It can be stated with complete certainty that 2020 is not the best year in which to be endeavouring to make up for lost time in a GAA playing context.
With a handful of matches having formed a moderate diet that stretched into early March, there is a growing belief in some quarters that the end-game may already have been reached.
Don't mention that within earshot of Ardboe club dynamo Kyle Coney, though. The sands of time may not be in his favour - he will be 30 come July - but this ebullient forward remains firmly convinced that he is capable of eventually bringing down the curtain on his Tyrone career in some style.
And lest anyone think that the modest and unassuming Coney is concentrating on a target that might be above his station, it's his admiration for the quality contained in Mickey Harte's current squad that provides him with the impetus to attempt to regain the status he enjoyed within the side in the past.
A four-year term in the inter-county wilderness that embraced a brief flirtation with Australian Rules Football towards the latter end of 2018 saw Coney consigned to the shadows and sparked the belief that his career in the Red Hand jersey had run its course.
But right now it might be difficult to find a more dedicated, consumed player than Coney as he puts in the hard yards prior to what he hopes will be a return to front line action.
A small school pitch close to his Ardboe home is proving the ideal sanctuary from which he is regaining the levels of fitness and athleticism that will undoubtedly find favour with Tyrone strength and conditioning coach Jonny Davis.
Having missed out on Tyrone's All-Ireland final defeat to Dublin (2-17 to 1-14) in 2018 and fulfilled the role of a spectator once again when Mickey Harte's men succumbed to Kerry at the semi-final stage last year (1-18 to 0-18), Coney clearly has the bit between his teeth again as he keeps a sharp focus on what he hopes will yet prove a stirring season revival.

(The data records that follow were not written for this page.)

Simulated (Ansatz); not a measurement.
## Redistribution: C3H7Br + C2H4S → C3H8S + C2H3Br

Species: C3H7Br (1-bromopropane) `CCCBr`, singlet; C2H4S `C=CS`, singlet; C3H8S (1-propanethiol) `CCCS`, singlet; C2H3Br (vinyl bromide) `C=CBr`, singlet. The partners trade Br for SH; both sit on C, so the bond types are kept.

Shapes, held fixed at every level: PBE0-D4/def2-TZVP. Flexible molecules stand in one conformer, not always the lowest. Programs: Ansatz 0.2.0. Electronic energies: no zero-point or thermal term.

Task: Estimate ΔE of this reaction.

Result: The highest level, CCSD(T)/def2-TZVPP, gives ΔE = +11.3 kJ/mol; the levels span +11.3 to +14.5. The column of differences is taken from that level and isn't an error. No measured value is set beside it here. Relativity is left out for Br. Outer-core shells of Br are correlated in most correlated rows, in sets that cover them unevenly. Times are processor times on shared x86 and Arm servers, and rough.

If ambition underpins his level of intensity, then this is tempered with more than a dash of realism as he takes stock of the current overall situation.
"Obviously it's difficult to see into the future but at the same time it's very important to maintain and indeed build up fitness and stamina if you are serious about playing inter-county football and that's what I am working on," explains Coney. "It was good to be involved in the league earlier this year and this gave me the incentive to try and work that bit harder to get as fit as possible."
"The squad have also been doing Zoom sessions which are very helpful. When you have been out of the Tyrone frame for some time it's always a challenge to force your way back in again and having achieved that, I want to build on this."
Coney, who exploded onto the GAA scene over a decade ago when he won an All-Ireland minor medal with Tyrone in 2008 which he complemented with Ulster honours at the same level in 2007 and 2008, stepped away from the senior squad in 2015 but never lost his zest for the sport.
"I know that when you are on the cusp of 30 you might not have a lot of time left at inter-county level but this is where most players want to perform," maintains Coney. "Competition for places in the Tyrone team is keen and I know that players who are currently regulars in the side cherish their places."
Coney was deployed as a substitute in the league games against Meath, Kerry and Dublin this year and was listed in the starting line-up for the game against Monaghan.
It remains to be seen if he can attain his target of securing a regular place in the side although the opportunities to achieve this in the short term may be scaled down because of the strong possibility that there may only be a very limited diet of GAA action between now and the dawn of 2021.